Berhalter stayed the night in New York — where Crocker, who hasn’t yet completed his move from England to Chicago, had set up shop for these final stages. Crocker called Wednesday morning and asked to meet again, with U.S. Soccer president Cindy Parlow Cone present as well. They talked, then said their goodbyes, and Berhalter headed to the airport, he recalled.
Then his phone rang. It was Crocker again.
“You’re the guy,” the 48-year-old Welshman said.
Berhalter’s mind raced, firstly to his family. Emotions tickled him as he recounted the moment two days later. “It was a great feeling,” he said. “You can imagine what the last six months have been like.”
He had spent four years developing deep connections with staff and players. He’d felt pride watching the young ones, the “kids,” grow into adults and top pros. He’d then been forced to put many relationships on hold throughout six months of limbo. Now, he couldn’t wait to rekindle them, and to have another World Cup go.
Some 24 hours later, he flew to Las Vegas. Less than 24 hours after that, he was reintroduced as USMNT head coach. A few minutes before 1 p.m. on Friday, he walked into a lobby-level conference room at the team’s hotel to speak — and to listen as Crocker and Parlow Cone tried to answer one overarching question:
Why, if Berhalter had been such a “clear and convincing” choice, had it taken so long to reappoint him?
Their answers were complicated, replete with new-age corporate buzzwords — and some details, but certainly not all of them.
What we know about the USMNT’s coaching search
The Berhalter-Reyna investigation and Earnie Stewart’s departure, of course, accounted for at least two months of the six. Cone and Batson, supported by Sportsology, then led a months-long search for Stewart’s replacement, and said that the new sporting director would subsequently lead the coaching search.
In April, they landed on Crocker — who had a contract with English club Southampton through the end of July. Southampton eventually let Crocker leave early, at the end of the Premier League season, a move that allowed him to dive full-time into the coaching search and accelerate it. But throughout May, he still had his old job.
Crocker, essentially working part-time, first set out to establish the process by which he’d pick the USMNT coach. He wanted clearly defined criteria. Before formalizing them, he consulted a variety of people, including players.
All the while, clocks were ticking — and Berhalter remained in limbo.
What Crocker ultimately devised, though, was a job description and eight core “competencies” that very conveniently aligned with what Berhalter had been doing ever since he first got the USMNT job in 2018.
“Gregg pretty much set the data model,” Crocker said Friday. “He was responsible for four years of development around style of play, around pressing metrics. Clearly what he’s done is, he’s developed a really, really young, dynamic, front-footed team.”

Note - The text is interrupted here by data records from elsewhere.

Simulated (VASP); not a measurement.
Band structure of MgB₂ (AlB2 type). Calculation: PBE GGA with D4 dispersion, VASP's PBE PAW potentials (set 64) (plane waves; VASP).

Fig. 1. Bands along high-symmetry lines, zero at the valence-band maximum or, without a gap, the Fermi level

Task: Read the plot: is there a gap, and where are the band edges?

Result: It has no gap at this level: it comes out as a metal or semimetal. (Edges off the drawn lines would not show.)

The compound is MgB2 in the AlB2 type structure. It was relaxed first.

The first step in Crocker’s process deployed data to identify candidates. He used things like Elo ratings to find quality ones. He also used descriptive metrics, as mentioned above, to identify coaches whose philosophies could further shape that “young, dynamic, front-footed team.”
He also did research, and had conversations. He had to gauge interest; and although he and his bosses said there were no financial restrictions on the search, he had to be realistic. For example, Mikel Arteta probably wouldn’t leave Arsenal to come coach the USMNT. And even some of the world’s top coaches wouldn’t be the right fit — largely because “it’s not just about coaching the men’s senior team and helping us win,” as Crocker said Friday.
Crocker said that he was “really clear and decisive” about the specifics of the role. It requires on-field coaching, but also “league/club/coach engagement,” and “creat[ing] and maintain[ing] a positive media profile,” and “act[ing] as ambassador for sponsorship activities.” It requires appearances at educational events throughout American soccer, and youth pathway creation, and more, according to an outline published by U.S. Soccer.
The data, Crocker said, “churned out” a double-digit number of candidates. Conversations about the totality of the role “either weeded in or weeded out some coaches,” he added. The ones leftover advanced to what Crocker called “the final assessment process,” the hours of multifarious testing that Berhalter underwent Tuesday.
That testing, Crocker said, “gave us an opportunity to get real, rich data. And then it took us a period of time to sit down and effectively tune all of these numbers.” Crocker and his team, which includes U.S. Soccer’s new vice president of sporting Oguchi Onyewu, then scored and ranked candidates in eight key areas: relationship building, planning, self-managing, communication, decision-making, innovation, people development, and whether they had a “vision-led identity” that aligned with U.S. Soccer.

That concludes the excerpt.